Everything about Captain Godmundsson was cold. When you shook his hand, you felt the chill he had brought with him from the northern Atlantic reaches best flown over en route from Europe to New York. Deep in his cobalt blue eyes were recesses where were stored the memories of battles won by Viking ancestors, and images of great creatures of the deep his antecedents had wrestled with their bare, rope-muscled hands. His hair was a whack of grey so luxuriant that a swashbuckling Hollywood A-lister would scalp him for it. It was the kind of hair a father bestows on a son knowing he will need it to survive the wastelands of the north.

Everything about his ship was salted. It was like being inside a large fish that had been laid down to cure. You imaged you’d find strands of giant dill draped on the decks, and lemon juice lashing down instead of rain out in the far ocean.

The pallor of his skin, brown and dry from long seasons in cold sun, helped you understand how, when Captain Godmundsson was a lad, Iceland had only two seasons, and knew no spring or autumn, because it had no need of them. Whether global warming would have much effect on his nation’s seasons remained, and remains, to be seen, but this was the late 1970s, and I was a young shipping reporter in Cape Town, and Captain Godmundsson was trying to understand what I was asking him.

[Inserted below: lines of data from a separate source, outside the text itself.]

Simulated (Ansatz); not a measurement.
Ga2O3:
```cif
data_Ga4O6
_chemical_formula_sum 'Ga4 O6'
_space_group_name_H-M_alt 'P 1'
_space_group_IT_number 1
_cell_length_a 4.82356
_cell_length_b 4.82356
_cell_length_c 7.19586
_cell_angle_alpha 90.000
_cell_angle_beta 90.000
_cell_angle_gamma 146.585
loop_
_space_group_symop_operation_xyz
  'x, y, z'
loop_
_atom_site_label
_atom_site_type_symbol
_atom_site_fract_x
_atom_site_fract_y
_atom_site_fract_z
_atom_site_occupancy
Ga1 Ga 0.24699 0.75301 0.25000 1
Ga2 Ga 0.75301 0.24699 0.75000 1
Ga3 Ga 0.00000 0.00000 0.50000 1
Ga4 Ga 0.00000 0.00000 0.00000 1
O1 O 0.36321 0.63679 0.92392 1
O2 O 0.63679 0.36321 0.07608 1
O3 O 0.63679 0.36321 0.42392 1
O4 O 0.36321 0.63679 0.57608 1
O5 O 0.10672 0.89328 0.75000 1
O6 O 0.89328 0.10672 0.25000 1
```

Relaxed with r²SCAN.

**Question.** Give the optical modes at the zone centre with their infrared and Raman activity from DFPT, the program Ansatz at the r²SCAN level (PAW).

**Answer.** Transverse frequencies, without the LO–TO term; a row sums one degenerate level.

It seemed he was grunting and clearing his throat more than speaking, which I put down to the empty vodka bottle on the desk in his cabin as much as to his strange language. His body, despite the rotundity that comes from vigorous eating to ward off the ocean chill, suggested a lifetime of physical activity typical of Icelanders. You wouldn’t want to find yourself locked in a bout of glima with Captain Godmundsson, that Viking brand of wrestling that has passed through his nation’s generations. The grip of his cold handshake was punishment enough.

Before I left that day to return to shore and my newspaper desk, he gave me a side of frozen salmon which he said came from the waters near his Icelandic home. He had fished it himself and kept a frozen store of it to see him through the hard months at sea. No salmon has ever tasted quite so much of the icy rivers of those distant parts. If ever a benchmark was needed, that was it.

Northern Atlantic salmon are flush with the saltiness of the sea they live in, though often they’re caught when migrating up rivers to spawn. That saltiness has everything to do with their full flavour, and that I reckon is the key difference between these fish and our tamer cousins. While I love our “salmon trout” and other pink versions, that slab of Norwegian salmon fillet, for example, once in a blue moon is worth breaking the bank for.

I was given a side of salmon the other day which was good, if not in the league described above, and I made a salmon sauce for pasta. If you can afford the imported northern Atlantic version, do.

 

Salmon pasta

200g salmon fillet per serving

Squeeze of lemon juice

Generous bunch of dill

Fish spines, heads etc. from the freezer

1 large onion

Glass of white wine

Cold water

Cream

Butter

Salt and pepper to taste

Squeeze lemon juice over both sides of salmon fillets, pack on plenty of fresh dill, and marinate in the fridge for a couple of hours.

Make a quick fish stock by shoving the fish discards straight from the freezer into a pot with half the onion, chopped, and lots of cold water. Reduce on a high heat but stop before it boils down too much. How much you need depends on how many people the sauce will be feeding, so you’ll need to use a bit of nous. If it seems too little, simply add more stock and wine.

Steam the fish and set aside.

Sauté the other onion half, very finely chopped, in butter until soft. Deglaze with white wine. Add more white wine and reduce to a syrup, add more wine and reduce again. Add more white wine (you decide how much, Daisy, it’s a democracy), then the reduced fish stock, more dill, season, and simmer for the flavours to develop. Add a glass or so of cream, stir and reduce again. Quantities depend on how many you’re feeding, Daisy.

Flake the fish into the sauce. Remove any dill fronds you can pin down. Squeeze lemon juice into the pot, check seasoning, and simmer for a few minutes. Toss cooked, drained pasta into the sauce, and serve with a timid grating of Parmesan. Drink a toast to a guttural Old Salt and tuck in.